RHM Estates v. Hampshire

*44OPINION OF THE COURT

Per Curiam.

Final judgment entered July 7, 2003 reversed, without costs, and finad judgment of possession is awarded to petitioner.

Based upon the evidence adduced at trial and in the exercise of our authority to render the judgment warranted by the facts (see Northern Westchester Professional Park Assoc. v Town of Bedford, 60 NY2d 492, 499 [1983]), we conclude that respondent Hampshire’s relationship to the elderly tenant was that of a close friend and roommate not characterized by the requisite “emotional and financial commitment and interdependence” connoting a family relationship for housing succession purposes (see Braschi v Stahl Assoc. Co., 74 NY2d 201, 211 [1989]; Rent Stabilization Code [9 NYCRR] § 2520.6 [o] [2]). Aside from evidence indicating that respondent slept in a “little room” adjacent to the kitchen of the tenant’s “railroad”-type apartment, ate breakfast with the tenant, and at times “shlepp[ed]” items up and down the stairs, the thin trial record offers little insight as to the nature or continuity of respondent’s use of the apartment or the type of household activities that he shared with the tenant. That respondent and the tenant had “similar sensibilities,” socialized and spent some holidays together with mutual friends are factors which, without more, do not demonstrate a family-type, as opposed to a close friend and roommate relationship, particularly given the candid testimony of one of respondent’s own witnesses that the relationship was “a very close friendship . . . almost like a best friend relationship.”
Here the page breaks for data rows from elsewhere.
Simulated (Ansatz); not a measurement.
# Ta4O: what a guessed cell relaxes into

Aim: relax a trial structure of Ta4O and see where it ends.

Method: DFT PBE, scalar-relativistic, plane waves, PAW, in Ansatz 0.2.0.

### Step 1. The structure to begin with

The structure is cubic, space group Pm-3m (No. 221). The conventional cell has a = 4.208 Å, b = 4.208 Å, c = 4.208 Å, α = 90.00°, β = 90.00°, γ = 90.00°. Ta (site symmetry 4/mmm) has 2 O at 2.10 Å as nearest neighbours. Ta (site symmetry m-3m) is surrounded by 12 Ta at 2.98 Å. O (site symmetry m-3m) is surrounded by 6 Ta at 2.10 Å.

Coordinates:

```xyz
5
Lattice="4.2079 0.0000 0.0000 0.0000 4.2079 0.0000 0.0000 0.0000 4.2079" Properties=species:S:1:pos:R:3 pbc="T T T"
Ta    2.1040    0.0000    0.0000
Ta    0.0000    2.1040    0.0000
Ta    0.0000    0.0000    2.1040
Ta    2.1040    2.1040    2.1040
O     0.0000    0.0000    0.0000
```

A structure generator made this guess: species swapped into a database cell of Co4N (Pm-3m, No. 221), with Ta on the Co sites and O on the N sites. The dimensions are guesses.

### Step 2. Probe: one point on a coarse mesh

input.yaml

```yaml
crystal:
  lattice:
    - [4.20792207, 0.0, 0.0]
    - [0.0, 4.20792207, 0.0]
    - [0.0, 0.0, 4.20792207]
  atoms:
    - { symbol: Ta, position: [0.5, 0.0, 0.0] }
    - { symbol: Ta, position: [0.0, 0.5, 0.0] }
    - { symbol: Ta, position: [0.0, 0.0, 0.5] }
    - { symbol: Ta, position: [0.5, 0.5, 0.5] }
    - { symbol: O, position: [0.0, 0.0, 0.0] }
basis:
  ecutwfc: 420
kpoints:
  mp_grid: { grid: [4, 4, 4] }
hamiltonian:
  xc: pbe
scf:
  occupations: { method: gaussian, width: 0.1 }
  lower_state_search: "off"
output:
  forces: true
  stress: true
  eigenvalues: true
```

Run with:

Also lacking was any record showing that respondent and the tenant intermingled their finances, formalized legal obligations or jointly owned property (see, GSL Enters. v Lopez, 239 AD2d 122 [1997]; Seminole Realty Co. v Greenbaum, 209 AD2d 345 [1994], lv dismissed 85 NY2d 922 [1995]). The requisite showing of familial, financial commitment is not found in respondent’s vague testimony that the tenant financially supported his career as an artist and would “wire” and “send” respondent unspecified amounts of money on an unspecified number of occasions.

On this record, respondent failed to meet his “affirmative obligation” of establishing succession rights to the rent-stabilized apartment as a nontraditional family member of the deceased tenant (Rent Stabilization Code [9 NYCRR] § 2523.5 [e]).

McCooe, J.E, Davis and Gangel-Jacob, JJ., concur.